You receive a list of non-empty strings words from the dictionary, where the words are sorted lexicographically based on the rules of this new language.

Derive the order of letters in this language. If the order is invalid, return an empty string. If there are multiple valid order of letters, return any of them.

A string a is lexicographically smaller than a string b if either of the following is true:

The first letter where they differ is smaller in a than in b. There is no index i such that a[i] != b[i] and a.length < b.length.

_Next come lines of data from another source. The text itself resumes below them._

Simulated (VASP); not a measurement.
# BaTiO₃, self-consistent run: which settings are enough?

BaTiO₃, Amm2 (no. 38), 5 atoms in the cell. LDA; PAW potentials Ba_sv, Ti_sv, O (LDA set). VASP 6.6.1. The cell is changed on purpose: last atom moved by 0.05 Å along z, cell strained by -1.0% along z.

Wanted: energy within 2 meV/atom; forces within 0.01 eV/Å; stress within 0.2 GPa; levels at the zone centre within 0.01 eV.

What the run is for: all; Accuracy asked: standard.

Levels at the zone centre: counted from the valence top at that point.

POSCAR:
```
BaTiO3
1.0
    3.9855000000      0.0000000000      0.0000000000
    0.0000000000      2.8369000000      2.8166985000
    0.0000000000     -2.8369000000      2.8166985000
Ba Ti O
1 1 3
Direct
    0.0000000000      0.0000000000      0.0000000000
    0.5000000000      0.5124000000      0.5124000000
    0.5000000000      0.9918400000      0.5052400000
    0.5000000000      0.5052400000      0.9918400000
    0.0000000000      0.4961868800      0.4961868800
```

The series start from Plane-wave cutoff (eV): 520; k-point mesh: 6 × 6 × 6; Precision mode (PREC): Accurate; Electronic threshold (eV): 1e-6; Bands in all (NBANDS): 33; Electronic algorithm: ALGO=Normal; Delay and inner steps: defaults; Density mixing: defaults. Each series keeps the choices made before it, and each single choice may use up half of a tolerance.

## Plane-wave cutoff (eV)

The letters in one string are of the same rank by default and are sorted in Human dictionary order

Example 1:

Input:["wrt","wrf","er","ett","rftt"]
Output:"wertf"
Explanation:
from "wrt"and"wrf" ,we can get 't'<'f'
from "wrt"and"er" ,we can get 'w'<'e'
from "er"and"ett" ,we can get 'r'<'t'
from "ett"and"rftt" ,we can get 'e'<'r'
So return "wertf"
Example 2:

Input:["z","x"]
Output:"zx"
Explanation:
from "z" and "x",we can get 'z' < 'x'
So return "zx"
Example 3:

Input: ["z","o"]
Output: "zo"
Explanation:
from "z" and "o", we can get 'z' < 'o'
So return "zo".
Example 4:

Input: ["hrn","hrf","er","enn","rfnn"]
Output: "hernf"
Explanation:
from "hrn" and "hrf", we can get 'n' < 'f'
from "hrf" and "er", we can get 'h' < 'e'
from "er" and "enn", we can get get 'r' < 'n'
from "enn" and "rfnn" we can get 'e'<'r'
so one possible solution is "hernf"
So return "hernf"

Explanation

To solve this problem, I've used a topological sorting approach. Here’s the detailed step-by-step explanation of the solution:

Topological sorting is a technique used to order the vertices of a directed graph in a linear sequence such that for every directed edge uv from vertex u to vertex v, u comes before v in the ordering. This is particularly useful for tasks like scheduling, dependency resolution, and understanding hierarchical structures.

  1. Build the Graph:

    • We start by creating an empty adjacency list adj to store the graph. For each character in the words, we initialize an empty set in adj.

  2. Create the Edges:

    • For each pair of adjacent words w1 and w2 in the list, we find the first differing character and add a directed edge from the character in w1 to the character in w2.
    • If w1 is longer than w2 and is a prefix of w2, the order is invalid, and we return an empty string.

  3. Topological Sort Using DFS:

    • We use a depth-first search (DFS) to perform topological sorting.
    • We maintain a visit dictionary to keep track of visiting states: None (unvisited), True (visiting), and False (visited).
    • If we encounter a character that is already being visited (i.e., in the current DFS path), it means there is a cycle, and we return an empty string.
    • We append characters to the res list after visiting all their neighbors.

  4. Return the Result:

    • After completing the DFS for all characters, we reverse the res list to get the correct topological order and return it as a string.

Example Walkthrough

Let's walk through the example ["wrt", "wrf", "er", "ett", "rftt"] step by step.

Input:

words = ["wrt", "wrf", "er", "ett", "rftt"]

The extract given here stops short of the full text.